Permissions Inheritance Modes

Only used when syncMode is content_only. It controls whether newly created scopes / files inherit permissions from their parent. If scopes / files are configured to not inherit permissions, any newly created scopes / files will not be visible to platform users, only to service user. To grant access to these new scopes / files, admin has to use API on behalf of the service user.

Mode

Scopes Inherit

Files Inherit

inherit_scopes_and_files

Yes

Yes

inherit_scopes

Yes

No

inherit_files

No

Yes

none

No

No

Site Defaults

sharepoint.siteDefaults lets you set deployment-level fallbacks for any per-site option except siteId. Each site (whether sourced from config_file or from a sharepoint_list row) is merged with the defaults: if the per-site value is set, it wins; otherwise the default is used. This keeps individual site entries terse and makes it easy to change a policy across an entire deployment in one place.

With config_file

yaml
sharepoint:
  # ... auth and base configuration ...

  siteDefaults:
    syncColumnName: FinanceGPTKnowledge
    ingestionMode: recursive
    storeInternally: enabled
    syncStatus: active
    syncMode: content_only
    permissionsInheritanceMode: inherit_scopes_and_files
    subsitesScan: disabled

  sitesSource: config_file
  sites:
    # Inherits everything from siteDefaults except scopeId / maxFilesToIngest
    - siteId: 12345678-1234-1234-1234-123456789abc
      scopeId: scope_bu4gokr0atzj0kfiuaaaaaaa
      maxFilesToIngest: 1000
    # Overrides syncColumnName and ingestionMode for this site
    - siteId: 87654321-4321-4321-4321-cba987654321
      syncColumnName: HRKnowledge
      ingestionMode: flat
      scopeId: scope_bu4gokr0atzj0kfiubbbbbb

With sharepoint_list

siteDefaults works identically for sharepoint_list: any column whose value is set on a row wins; any column that is blank (or whose mapped field is undefined because the column is not present on the list at all) falls back to the default. This means columns covered by siteDefaults can be omitted from the SharePoint list entirely — only the columns you want to vary per row need to exist. At minimum, the list must carry siteId; everything else can live in siteDefaults.

yaml
sharepoint:
  # ... auth and base configuration ...

  siteDefaults:
    syncColumnName: FinanceGPTKnowledge
    ingestionMode: recursive
    storeInternally: enabled
    syncStatus: active
    syncMode: content_only
    permissionsInheritanceMode: inherit_scopes_and_files
    subsitesScan: disabled
    # Common pattern: every site auto-creates a child under one shared parent scope,
    # so the list does not need a `uniqueScopeId` column at all.
    scopeId: in_parent:scope_bu4gokr0atzj0kfiucccccc

  sitesSource: sharepoint_list
  sharepointList:
    siteId: your-config-site-id-here
    listId: 00000000-0000-0000-0000-000000000000

With the example above, the SharePoint list can be reduced to a single siteId column — every other per-site field is supplied by siteDefaults. Add columns back to the list only when you need per-site overrides for those fields.

Merge Rules

  • Per-site value wins when "set". For string-typed fields (including siteId, scopeId, syncColumnName), "set" means non-undefined and non-empty after trim — so a blank cell in a SharePoint list row falls back to the default. For numeric/enum fields, any non-undefined value counts as set.

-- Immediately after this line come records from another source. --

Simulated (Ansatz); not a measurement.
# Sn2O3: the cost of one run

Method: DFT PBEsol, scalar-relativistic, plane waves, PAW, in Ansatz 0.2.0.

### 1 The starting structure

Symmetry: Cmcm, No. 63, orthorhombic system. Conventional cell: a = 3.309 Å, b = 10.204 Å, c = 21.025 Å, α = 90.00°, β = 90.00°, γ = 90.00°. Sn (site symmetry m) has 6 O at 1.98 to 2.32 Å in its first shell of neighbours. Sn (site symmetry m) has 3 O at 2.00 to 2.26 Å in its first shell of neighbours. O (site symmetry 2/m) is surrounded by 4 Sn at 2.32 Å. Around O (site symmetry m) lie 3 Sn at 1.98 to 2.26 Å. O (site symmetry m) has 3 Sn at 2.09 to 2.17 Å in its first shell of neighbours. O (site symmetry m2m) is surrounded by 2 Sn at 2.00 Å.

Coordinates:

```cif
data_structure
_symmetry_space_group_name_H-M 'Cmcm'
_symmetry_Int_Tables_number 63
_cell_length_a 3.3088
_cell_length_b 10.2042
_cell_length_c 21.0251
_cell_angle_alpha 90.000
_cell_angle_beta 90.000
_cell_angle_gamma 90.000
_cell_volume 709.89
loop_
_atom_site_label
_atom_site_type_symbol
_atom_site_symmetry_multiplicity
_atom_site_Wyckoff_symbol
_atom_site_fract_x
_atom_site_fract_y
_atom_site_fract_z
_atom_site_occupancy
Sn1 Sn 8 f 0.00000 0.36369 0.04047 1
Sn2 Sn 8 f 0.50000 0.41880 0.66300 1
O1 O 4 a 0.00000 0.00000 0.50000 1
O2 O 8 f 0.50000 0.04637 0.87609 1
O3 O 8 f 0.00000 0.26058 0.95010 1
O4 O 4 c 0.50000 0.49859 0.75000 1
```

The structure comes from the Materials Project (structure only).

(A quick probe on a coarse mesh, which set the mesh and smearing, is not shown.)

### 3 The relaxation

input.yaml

  • Required-after-merge.ingestionMode, scopeId, and syncMode are required on the final merged config. If a per-site entry omits them and siteDefaults does not supply them either, the merger throws — and because sites are merged eagerly at the start of every sync cycle (for both config_file and sharepoint_list), a single unmergeable row aborts the entire sync cycle, not just that site. The service stays running and retries on the next scheduled cycle; the failure is recorded as a full-sync failure with step SitesConfigLoading.

  • siteId cannot be defaulted. It must always be set per site.

Schema Defaults

The fields below have schema-level defaults applied even when you do not provide a siteDefaults block. Listing them in siteDefaults is still allowed if you want to make them explicit, but it is optional.

Field

Schema Default

syncColumnName

FinanceGPTKnowledge

storeInternally

enabled

syncStatus

active

permissionsInheritanceMode

inherit_scopes_and_files

subsitesScan

disabled

The remaining defaultable fields (ingestionMode, scopeId, maxFilesToIngest, syncMode) have no schema default — they take effect only if you set them under siteDefaults or per site.

SharePoint Site Configuration

Finding SharePoint Site IDs

Site IDs are required to configure which SharePoint sites the connector scans. The connector supports both /sites/ and /teams/ managed paths.

Via Browser:

Navigate to: https://{tenant}.sharepoint.com/sites/your-site/_api/site/id (or /teams/your-team/_api/site/id for team sites)

The response will be XML containing the site ID:

xml
<d:Id>12345678-1234-1234-1234-123456789012</d:Id>

Via Microsoft Graph Explorer:

none
GET https://graph.microsoft.com/v1.0/sites/{tenant}.sharepoint.com:/sites/{site}

For team sites, use /teams/ instead of /sites/:

none
GET https://graph.microsoft.com/v1.0/sites/{tenant}.sharepoint.com:/teams/{team}

Look for the id field in the response.

Via PowerShell:

powershell
Connect-PnPOnline -Url "https://{tenant}.sharepoint.com/sites/your-site"
Get-PnPSite -Includes Id | Select-Object Id

For team sites, replace /sites/ with /teams/ in the URL.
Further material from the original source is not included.